Key Concepts and Formulas

• Princ of Inclusion-Exclusion (PIE) for three sets: $|A \cup B \cup C| = |A| + |B| + |C| - (|A \cap B| + |B \cap C| + |C \cap A|) + |A \cap B \cap C|$ This formula counts the total number of distinct elements in the union of three sets.
• Elements in Exactly Two Sets: The number of elements belonging to exactly two of the three sets (A, B, C) can be derived from the PIE. If $S_2 = |A \cap B| + |B \cap C| + |C \cap A|$, then the number of elements in exactly two sets is $S_2 - 3 \times |A \cap B \cap C|$.

Step-by-Step Solution

Step 1: Define Sets and List Given Information Let A, B, and C be the sets of men who received medals in event 'A', event 'B', and event 'C', respectively. We are given:

• $|A| = 48$ (Number of medals in event A)
• $|B| = 25$ (Number of medals in event B)
• $|C| = 18$ (Number of medals in event C)
• $|A \cup B \cup C| = 60$ (Total number of unique medal recipients)
• $|A \cap B \cap C| = 5$ (Number of men who received medals in all three events)

We need to find the number of men who received medals in exactly two of the three events.

Step 2: Apply the Principle of Inclusion-Exclusion to find the sum of pairwise intersections. The Principle of Inclusion-Exclusion states: $|A \cup B \cup C| = |A| + |B| + |C| - (|A \cap B| + |B \cap C| + |C \cap A|) + |A \cap B \cap C|$ Let $S_2 = |A \cap B| + |B \cap C| + |C \cap A|$. This term represents the sum of men who received medals in at least two events. Rearranging the PIE formula to solve for $S_2$: $S_2 = |A| + |B| + |C| + |A \cap B \cap C| - |A \cup B \cup C|$ Substitute the given values: $S_2 = 48 + 25 + 18 + 5 - 60$ $S_2 = 96 - 60$ $S_2 = 36$ This means the sum of men in (A and B), (B and C), and (C and A) is 36.

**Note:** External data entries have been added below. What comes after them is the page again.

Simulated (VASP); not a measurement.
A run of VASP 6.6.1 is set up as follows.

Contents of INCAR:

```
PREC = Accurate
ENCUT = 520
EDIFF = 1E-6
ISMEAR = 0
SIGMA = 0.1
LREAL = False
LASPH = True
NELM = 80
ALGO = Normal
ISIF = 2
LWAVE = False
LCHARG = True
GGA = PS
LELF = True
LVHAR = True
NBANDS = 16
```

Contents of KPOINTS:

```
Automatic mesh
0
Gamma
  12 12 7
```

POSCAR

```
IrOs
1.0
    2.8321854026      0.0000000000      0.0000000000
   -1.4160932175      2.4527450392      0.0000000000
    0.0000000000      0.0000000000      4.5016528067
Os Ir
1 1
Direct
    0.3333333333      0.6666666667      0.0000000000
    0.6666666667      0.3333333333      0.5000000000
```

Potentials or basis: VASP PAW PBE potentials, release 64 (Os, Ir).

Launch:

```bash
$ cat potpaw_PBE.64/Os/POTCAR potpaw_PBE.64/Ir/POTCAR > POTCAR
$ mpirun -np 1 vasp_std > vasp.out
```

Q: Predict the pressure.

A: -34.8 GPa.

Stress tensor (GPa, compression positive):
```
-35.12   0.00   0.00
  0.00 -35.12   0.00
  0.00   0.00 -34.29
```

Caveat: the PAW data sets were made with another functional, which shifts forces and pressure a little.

Step 3: Calculate the number of men who received medals in exactly two events. The sum $S_2$ counts men who received medals in exactly two events once, and men who received medals in all three events three times (once for each pair: $A \cap B$, $B \cap C$, $C \cap A$). To find the number of men who received medals in exactly two events, we must subtract the overcounted men from $S_2$. Men who received medals in all three events ($|A \cap B \cap C|$) were counted 3 times in $S_2$, but they should not be counted at all in the "exactly two" category. Therefore, we subtract $3 \times |A \cap B \cap C|$ from $S_2$. Number of men in exactly two events = $S_2 - 3 \times |A \cap B \cap C|$ Substitute the calculated and given values: Number of men in exactly two events = $36 - 3 \times 5$ Number of men in exactly two events = $36 - 15$ Number of men in exactly two events = $21$

Common Mistakes & Tips

• Distinguishing "At Least Two" from "Exactly Two": The sum of pairwise intersections ($|A \cap B| + |B \cap C| + |C \cap A|$) counts individuals in all three events multiple times. This sum is not the answer itself.
• Correcting for Triple Intersection: When calculating "exactly two," remember that each person in $|A \cap B \cap C|$ is included in all three pairwise intersections. Thus, you must subtract $3 \times |A \cap B \cap C|$ from the sum of pairwise intersections.
• Understanding PIE Components: Clearly identify what each term in the PIE formula represents to avoid misinterpretation, especially $|A \cup B \cup C|$ (total unique individuals) and $|A \cap B \cap C|$ (individuals in all categories).

Summary

By applying the Principle of Inclusion-Exclusion, we first calculated the sum of men who received medals in at least two events. We then adjusted this sum to account for the men who received medals in all three events, as they were overcounted in the pairwise intersections. This adjustment involved subtracting three times the number of men who received medals in all three events, leading to the final count of men who received medals in exactly two events.

The final answer is $\boxed{21}$ which corresponds to option (C).